September 23, 2009

Sun Devils enjoying friendly turnover competition

During his Monday press conference, Arizona State football coach Dennis Erickson said turnover margin is football's most important statistic.

Surely, regardless of the competition, he's got to be proud of his team's ability to play turnover-free football while creating eight takeaways. Don't think his players haven't noticed either.

"We have an ongoing bet with the [defensive backs] about who's leading in picks and I think we're up 5-1 now," senior linebacker Mike Nixon said. "We've got bragging rights until they change that."

When asked about the friendly wager, junior cornerback Omar Bolden was visibly peeved. He rolled his head and dropped his helmet and shoulder pads to the ground in disgust.

"We've got a big opportunity this week to get on top," Bolden said. "[The linebackers] definitely got us but I'm not going to take anything away from those guys. They do their thing, much credit goes to them, but we're just trying to catch up."

In order to gain ground on the linebacking corps, the secondary will have to do one hell of a job against Georgia's senior quarterback Joe Cox, who's put together back-to-back quality outings.

Everyone knows about Cox's biggest threat, sophomore wide receiver A.J. Green, especially Bolden. Green made Bolden look bad on a couple of occasions during last year's tilt in Tempe, en route to gaining a career-high 159 receiving yards.

"I believe he got the best of me last year," Bolden said of Green. "He's great. He's young, he's talented and he's definitely a playmaker."

One would be foolish to think Georgia's talent at receiver starts and ends with Green, though.

For the first time this season, ASU will have to pay attention to legitimate pass-catching tight end. Orson Charles is an athletic 6-3, 230-pound freshman who will certainly demand plenty of attention down the middle of the field.

Then there's x-factor Branden Smith, a speedy freshman cornerback who's also seen some time on the offensive side of the ball. Smith took a reverse 61 yards to the house against South Carolina on Sept. 12. And don't forget about Georgia's second and third options at receiver, redshirt freshman Tavarres King (6-1, 180) and senior Michael Moore (6-1, 210).
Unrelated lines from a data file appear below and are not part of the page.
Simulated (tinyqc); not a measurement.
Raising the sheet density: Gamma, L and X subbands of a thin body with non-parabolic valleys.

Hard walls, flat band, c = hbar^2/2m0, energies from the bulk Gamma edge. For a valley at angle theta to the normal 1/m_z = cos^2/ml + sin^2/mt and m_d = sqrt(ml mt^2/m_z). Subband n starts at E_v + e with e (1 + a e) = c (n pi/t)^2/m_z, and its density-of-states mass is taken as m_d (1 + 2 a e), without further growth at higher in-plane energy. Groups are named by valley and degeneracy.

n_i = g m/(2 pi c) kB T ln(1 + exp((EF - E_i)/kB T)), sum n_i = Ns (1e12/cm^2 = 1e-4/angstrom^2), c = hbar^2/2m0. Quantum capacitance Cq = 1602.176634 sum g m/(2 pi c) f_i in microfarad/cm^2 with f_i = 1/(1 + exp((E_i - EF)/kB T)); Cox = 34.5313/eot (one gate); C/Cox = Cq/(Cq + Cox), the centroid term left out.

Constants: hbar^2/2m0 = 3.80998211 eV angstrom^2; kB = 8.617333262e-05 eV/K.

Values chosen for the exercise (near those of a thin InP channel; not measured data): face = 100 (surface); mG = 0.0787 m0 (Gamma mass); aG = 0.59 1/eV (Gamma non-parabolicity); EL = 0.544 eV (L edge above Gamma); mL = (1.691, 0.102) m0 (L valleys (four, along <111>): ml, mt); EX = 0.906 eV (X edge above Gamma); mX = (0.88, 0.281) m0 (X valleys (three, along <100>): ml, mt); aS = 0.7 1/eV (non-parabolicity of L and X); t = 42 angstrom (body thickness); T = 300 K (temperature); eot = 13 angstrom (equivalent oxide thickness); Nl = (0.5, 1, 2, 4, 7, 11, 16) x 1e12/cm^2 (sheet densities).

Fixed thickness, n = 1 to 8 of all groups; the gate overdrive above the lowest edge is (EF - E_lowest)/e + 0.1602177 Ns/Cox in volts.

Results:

"Against maybe some of the teams we've played, if you make a mistake, we've got other guys who could run [the ball carrier] down," Nixon said. "Teams like this, if you a make a mistake they're getting 30 or 40 yards. What we really got to do is focus on playing sound football."

Just last week alone, Cox tossed four passing touchdowns that went for at least 25 yards. Despite admitting to have a chronic shoulder injury last week, Cox showed he can still make all the throws.

"Cox is nice," Bolden said. "He's not Matthew Stafford but he's definitely a real good quarterback. He can throw it on the money and he can zip it in there. He's got a real strong arm."

As big a problem as the Georgia receiving corps appears to be, the ASU receivers pose a similar threat to a struggling Georgia secondary. Weather and offensive line permitting, the Sun Devils passing attack could do work against a unit that's given up an average of 285.3 yards per game.

"Contrary to what anybody believes, we can put up points," senior wide receiver Kyle Williams said. "It doesn't matter who it's against, we've got a good offensive scheme and we got a guy back there who makes good decisions with the football and takes care of the football … [The passing yards Georgia has given up] shows us they're vulnerable, yes, but again they gave up a lot of points to teams that weren't us."